German central bank Governor Axel Weber said that the crisis engulfing Lehman Brothers marked “another round of tension in the markets” after the collapse of Bear Stearns earlier this year.
“The situation remains fragile, with the key credit markets disrupted and the banking sector under pressure,” EU Economic and Monetary Affairs Commissioner Joaquin Almunia said.
The travails of big US financial institutions like Lehman Brothers, Freddie Mac and Fannie Mae has focused the minds of Europe’s finance chiefs on whether they are prepared to react in case a major European bank also runs into serious trouble.
Although national governments have their own plans in case a local bank hits the rocks, Europe still lacks a prepared response in case of problems at a big pan-European bank.
European financial regulators have failed to keep up with the waves of cross-border consolidation in the banking industry sector in recent years, leaving banks largely supervised along national lines.
That leaves big European banks like Deutsche Bank, Unicredit or BNP Paribas facing a hodge-podge of regulations across Europe, which officials fear could be a burden if ever there were serious trouble.
In Europe, the bailout of institutions as big as Freddie Mac and Fannie Mae would be made all the more difficult because governments would want to limit contributions of taxpayers’ money, especially if the bank were based in another country.

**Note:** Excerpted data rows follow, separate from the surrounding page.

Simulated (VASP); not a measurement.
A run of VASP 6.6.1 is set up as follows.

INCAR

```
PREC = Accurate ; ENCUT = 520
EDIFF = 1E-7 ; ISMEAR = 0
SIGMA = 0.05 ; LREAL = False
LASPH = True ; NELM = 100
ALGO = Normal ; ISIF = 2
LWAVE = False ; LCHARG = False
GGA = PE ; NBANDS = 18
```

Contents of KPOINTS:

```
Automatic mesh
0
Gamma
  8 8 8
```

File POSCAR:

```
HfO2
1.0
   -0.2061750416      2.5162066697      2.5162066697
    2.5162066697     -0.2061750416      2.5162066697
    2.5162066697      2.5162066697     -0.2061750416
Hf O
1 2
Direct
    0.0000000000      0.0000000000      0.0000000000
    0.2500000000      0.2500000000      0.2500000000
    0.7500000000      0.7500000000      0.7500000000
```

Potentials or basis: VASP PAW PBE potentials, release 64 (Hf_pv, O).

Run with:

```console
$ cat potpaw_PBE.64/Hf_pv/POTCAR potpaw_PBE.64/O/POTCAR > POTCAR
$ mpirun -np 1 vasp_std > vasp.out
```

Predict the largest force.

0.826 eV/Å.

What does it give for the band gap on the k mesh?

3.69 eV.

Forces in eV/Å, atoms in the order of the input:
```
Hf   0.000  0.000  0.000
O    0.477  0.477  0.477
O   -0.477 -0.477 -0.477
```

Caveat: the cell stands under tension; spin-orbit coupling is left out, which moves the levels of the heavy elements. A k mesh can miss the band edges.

In spite of the stress gripping the sector, EU central bankers are mostly confident that European banks can withstand the impact.
With Lehman Brothers in dire straits on Saturday, Germany’s Weber said that at least for German banks “the consequences will be limited” if the US investment bank avoided a catastrophic end.
Likewise, Bank of France Governor Christian Noyer said on Thursday that “our banks remained robust and well equipped” in the face of the ongoing international financial crisis.
While stating that Italian banks also had limited exposure to the turbulence, Bank of Italy Governor Mario Draghi predicted on Saturday that “there’ll be a series of consolidations in the international banking sector.”